One by one, they emerged. On Jan. 13, 651 inmates were granted amnesty in Burma, many of them prominent political prisoners, the latest reform in a country whose leaders have surprised even skeptics with their rapid pace of change. Burma’s opposition, led by Nobel Peace Prize laureate Aung San Suu Kyi, has said repeatedly that it will not support the lifting of international sanctions on members of the country’s political and military elite until all prisoners of conscience are released. However this month, Australia announced that it would begin easing some of its targeted financial restrictions on certain Burmese, and the European Union, Japan and other nations are beginning discussions on whether they want to do the same. And today, the U.S. restored full formal diplomatic ties with a state that seemingly months ago still appeared a pariah.
Under the leadership of President Thein Sein—a retired general who took office last year after orchestrated elections in late 2010 replaced a long-ruling military junta with a quasi-civilian regime—several rounds of political prisoners have been released. But this latest amnesty is by far the most extensive—and one opposition spokesman told exile media he believes that all (or nearly all) of those considered political prisoners by his party are now free. Although Thein Sein stated publicly last year that there were no such things as prisoners of conscience in Burma, only inmates who have “broken the law,” presidential advisor Nay Zin Latt told me late last year that “whatever term you use, political or whatever, these people, they will be released.”
Friday’s prisoner amnesty caps a transformative week in the recent political history of Burma, or Myanmar, as it is officially known. First, Suu Kyi announced formally that she would be running for a parliamentary seat in April’s by-elections, representing her National League for Democracy (NLD) party. Given that the veteran opposition leader was released from house arrest only in late 2010 and that the NLD was technically a banned organization until earlier this year, Suu Kyi’s candidacy is a watershed moment. (The NLD won elections in 1990, which the then ruling junta ignored, choosing instead to hold their own flawed polls two decades later that ushered in Thein Sein’s regime.) Then on Jan. 12, the Burmese government signed a ceasefire with ethnic Karen rebels who have been battling the central authority for more than six decades, making their campaign for autonomy one of the world’s longest-running insurgencies.

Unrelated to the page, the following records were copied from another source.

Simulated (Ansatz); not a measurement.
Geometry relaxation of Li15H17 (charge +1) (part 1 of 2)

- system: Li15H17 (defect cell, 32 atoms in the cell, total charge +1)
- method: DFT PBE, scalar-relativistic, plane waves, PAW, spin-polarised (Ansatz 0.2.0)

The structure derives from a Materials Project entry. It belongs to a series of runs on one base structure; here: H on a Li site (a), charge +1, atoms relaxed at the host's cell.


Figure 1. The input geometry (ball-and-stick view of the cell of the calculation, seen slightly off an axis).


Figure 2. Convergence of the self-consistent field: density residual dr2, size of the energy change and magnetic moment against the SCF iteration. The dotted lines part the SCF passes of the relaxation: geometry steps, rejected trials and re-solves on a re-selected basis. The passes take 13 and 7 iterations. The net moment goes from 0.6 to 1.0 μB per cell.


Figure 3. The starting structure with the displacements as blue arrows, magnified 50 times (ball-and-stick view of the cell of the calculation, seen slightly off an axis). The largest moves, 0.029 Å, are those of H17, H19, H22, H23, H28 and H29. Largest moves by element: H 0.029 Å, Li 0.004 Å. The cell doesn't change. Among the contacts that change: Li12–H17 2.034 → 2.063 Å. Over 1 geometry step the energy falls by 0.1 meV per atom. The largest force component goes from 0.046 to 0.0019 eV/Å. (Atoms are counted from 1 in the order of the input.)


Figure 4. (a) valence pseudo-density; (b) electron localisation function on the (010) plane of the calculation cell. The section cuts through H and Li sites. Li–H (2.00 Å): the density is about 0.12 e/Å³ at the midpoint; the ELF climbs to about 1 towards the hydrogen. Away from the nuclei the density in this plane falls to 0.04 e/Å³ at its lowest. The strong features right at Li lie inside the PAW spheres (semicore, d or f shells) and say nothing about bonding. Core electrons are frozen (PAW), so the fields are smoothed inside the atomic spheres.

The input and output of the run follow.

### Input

Among the prisoners of conscience freed on Friday was Min Ko Naing, a student activist who spent nearly two decades in Burma’s notorious jails after helping to lead the 1988 pro-democracy demonstrations that were Burma’s version of Tiananmen, complete with a bloody army crackdown. Other ’88 generation leaders were also released today, as were monks who participated in the crushed 2007 protest movement, a few journalists and representatives from the Karen and Shan ethnic groups.
But perhaps the most surprising release was that of Khin Nyunt, Burma’s former military intelligence chief and Prime Minister who oversaw a brief period of reform early this century only to find himself placed under house arrest in 2004 on corruption charges. (Burma-watchers interpreted his forced confinement eight years ago as being the result of a power struggle with former junta leader Than Shwe.) The afternoon of his release, Khin Nyunt said he welcomed Suu Kyi’s political aspirations, according to exile online media organization The Irrawaddy, which also reported that “more than 100 other former intelligence officials were reportedly released today, eight years after they were imprisoned as part of a purge of Khin Nyunt’s Directorate of Defense Services Intelligence.”
During Burma’s last period of openness, Khin Nyunt famously met with Suu Kyi, something junta chief Than Shwe refused to do in his last years in power. But Thein Sein has broken with the retired junta honcho’s stance. Last summer, he convened with Suu Kyi, even posing for pictures with her. For those watching the remarkable reforms unfolding in Burma, it can only be hoped that Thein Sein won’t meet the same fate as the once disgraced spy chief.